Credit: Fonds Belval

Luxembourg's Minister for Mobility and Public Works François Bausch, accompanied by Luc Dhamen, Director of the Belval Fund, visited on Monday the photovoltaic installation of the Maison des Sciences Humaines, the third of five public buildings in Esch-Belval to eventually be equipped with such facilities.

After the Rockhal in 2018 and the Maison de l'Innovation in 2019, the Maison des Sciences Humaines has been equipped with an installation for producing electricity from solar energy, the deployment of which is part of the concrete application of the objectives emanating from the Rifkin study in terms of reducing energy consumption and increasing national production of energy from renewable energies.

This is also one of the objectives set by the European Union, as part of its energy project, which foresees that Europe will become a sustainable economy, respectful of the environment and carbon neutral. It is expected to play a pioneering role in the production of renewable energy as well as in the fight against global warming. 

One of the main ways to increase national energy production is by increasing the production of electrical energy through photovoltaic installations. The Belval Fund is continuing to implement the measures initiated by the government in favour of the production of renewable energies in public buildings, allowing the reduction of carbon emissions and the supply of clean energy.

The photovoltaic installation on the roof of the Maison des Sciences Humaines consists of 610 solar panels of 330 Wp (watt-peak), reaching a total installed power of over 200 kW (kilowatts). The annual electricity consumption of the Maison des Sciences Humaines is approximately 1,200,000 kWh (kilowatt-hours). With an annual electricity production of 175,000 kilowatt-hours / year, i.e. the equivalent of an annual production covering the needs of some 40 single-family homes, the photovoltaic installation will cover around 15% of the electricity needs of the building and save 113 tonnes of CO2 per year. The amount of the investment is €420,000 including tax.

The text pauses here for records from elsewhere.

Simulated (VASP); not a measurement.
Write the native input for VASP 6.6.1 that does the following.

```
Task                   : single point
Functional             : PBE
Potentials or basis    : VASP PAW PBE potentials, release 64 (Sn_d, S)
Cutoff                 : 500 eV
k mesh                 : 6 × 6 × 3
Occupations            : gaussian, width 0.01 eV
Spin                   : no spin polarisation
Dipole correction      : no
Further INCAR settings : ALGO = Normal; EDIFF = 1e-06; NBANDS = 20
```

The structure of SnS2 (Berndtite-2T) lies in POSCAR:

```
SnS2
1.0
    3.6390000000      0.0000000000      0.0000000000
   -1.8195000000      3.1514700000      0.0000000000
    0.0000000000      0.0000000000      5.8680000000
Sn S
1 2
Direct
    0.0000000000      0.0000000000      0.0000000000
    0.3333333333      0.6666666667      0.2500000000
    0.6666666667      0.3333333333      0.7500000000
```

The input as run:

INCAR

The Mobility Minister and Luc Dhamen also visited the photovoltaic installation of the Maison de l'Innovation, operational since September 2019. The installation features 565 flat-positioned solar panels, reinforced by a thicker glass panel, on which it is possible to walk, for maintenance or cleaning. The amount of investment was approximately €875,000 including tax.

The first public building in Belval to have been fitted with a photovoltaic installation was the Rockhal. The installation, operational since 2018, is made up of 2,300 panels that produce annual electricity of 570,000 kWh and reduce CO2 emissions by 370 tonnes / year. The annual production of photovoltaic panels represents approximately 60% of the building's electrical energy needs. The photovoltaic installation was notably rewarded with a mention at the Bauhärepräis OAI 2020, in the category "technical, energy equipment".

On the Belval site, five public buildings had potential for the installation of photovoltaic installations: the Rockhal, the Lycée Bel-Val, the Maison du Savoir, the Maison des Sciences Humaines and the Maison de l'Innovation. Three of the five buildings are now equipped with such facilities. 

The total power of the solar installations in the buildings of the Maison des Sciences Humaines, the Maison de l'Innovation and the Rockhal combined, reaches approximately 1,030 kilowatts. Once the five buildings are equipped, the annual electricity production of the Cité des Sciences will approach 2 million kWh / a, thus reducing CO2 emissions by around 1,250 tonnes / year, for a total investment of around €5 million. The five photovoltaic installations are financed by the climate and energy fund set up by the government.

In the new construction projects of the Belval Fund, sustainability and energy efficiency criteria play a predominant role, from the first planning phase; these projects will automatically integrate installations and equipment using natural and renewable energies. This is the case, for example, for the future National Archives building which will also be the first positive energy building in Belval.